The United States negotiates a withdrawal
While Vietnamization and troop withdrawals proceeded in Vietnam, the negotiations in Paris remained deadlocked. Kissinger secretly opened separate talks with high-level Vietnamese diplomats, but the two sides remained far apart. The Americans proposed a mutual withdrawal of both U.S. and North Vietnamese forces. Hanoi insisted on an unconditional U.S. withdrawal and on the replacement of the U.S.-backed regime of Nguyen Van Thieu by a neutral coalition government. Nixon considered using renewed bombing and a blockade of the North to coerce the communist leadership, but his military and intelligence experts advised him that such actions would not be likely to have a decisive effect, and his political advisers worried about the impact of such actions on an American public eager to see continued de-escalation of the war.
Nixon consequently refrained from striking North Vietnam, but he could not resist the opportunity to intervene in Cambodia, where a pro-Western government under Gen. Lon Nol had overthrown Sihanouk’s neutralist regime in March 1970. Since that time, the new regime had attempted to force the communists out of their border sanctuaries. The North Vietnamese easily fended off the attacks of the Cambodian army and began to arm and support the Cambodian communist movement, known as the Khmer Rouge. Eager to support Lon Nol and destroy the sanctuaries, Nixon authorized a large sweep into the border areas by a U.S. and South Vietnamese force of 20,000 men. The allies captured enormous quantities of supplies and equipment but failed to trap any large enemy forces. In the United States, news of the Cambodian incursion triggered widespread protest and demonstrations. These became even more intense after National Guard troops opened fire on a crowd of protesters at Kent State University in Ohio, killing four students and wounding several others, on May 4. At hundreds of campuses, students “went on strike.” Congress, meanwhile, repealed the Gulf of Tonkin Resolution.
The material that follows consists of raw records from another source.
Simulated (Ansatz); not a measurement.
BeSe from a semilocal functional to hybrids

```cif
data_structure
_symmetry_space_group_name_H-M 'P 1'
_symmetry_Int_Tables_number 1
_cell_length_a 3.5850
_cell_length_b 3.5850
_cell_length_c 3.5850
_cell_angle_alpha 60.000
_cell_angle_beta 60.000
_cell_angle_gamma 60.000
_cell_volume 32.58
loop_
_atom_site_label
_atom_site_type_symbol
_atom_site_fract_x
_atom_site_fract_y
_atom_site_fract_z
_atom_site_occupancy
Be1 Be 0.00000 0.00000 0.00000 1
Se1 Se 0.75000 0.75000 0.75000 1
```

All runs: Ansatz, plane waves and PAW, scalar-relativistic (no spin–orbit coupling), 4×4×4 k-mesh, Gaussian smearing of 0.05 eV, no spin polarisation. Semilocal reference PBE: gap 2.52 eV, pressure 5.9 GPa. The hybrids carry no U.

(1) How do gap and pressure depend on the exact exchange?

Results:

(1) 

By the summer of 1970 the White House was left with little more than Vietnamization and troop withdrawals as a way to end the war. Vietnamization appeared to be proceeding smoothly, and American counterinsurgency experts had moved swiftly after Tet to help the South Vietnamese government to develop programs to root out the Viet Cong’s underground government and establish control of the countryside. The Viet Cong, seriously weakened by losses in the 1968–69 offensives, now found themselves on the defensive in many areas. However, the limits of Vietnamization were soon demonstrated, when in March 1971 a large ARVN attack into Laos, code-named Lam Son 719 and designed to interdict the Ho Chi Minh Trail, ended in heavy casualties and a disorderly retreat.
In the United States, large-scale demonstrations were now less common, but disillusionment with the war was more widespread than ever. One poll claimed that 71 percent of Americans believed that the United States had “made a mistake” in sending troops to Vietnam and that 58 percent found the war “immoral.” Discontent was particularly directed toward the Selective Service System, which had long been seen as unfairly conscripting young men from racial minorities and poor backgrounds while allowing more-privileged men to defer conscription by enrolling in higher education. College deferments were limited in 1971, but by that time the military was calling up fewer conscripts each year. Nixon ended all draft calls in 1972, and in 1973 the draft was abolished in favour of an all-volunteer military.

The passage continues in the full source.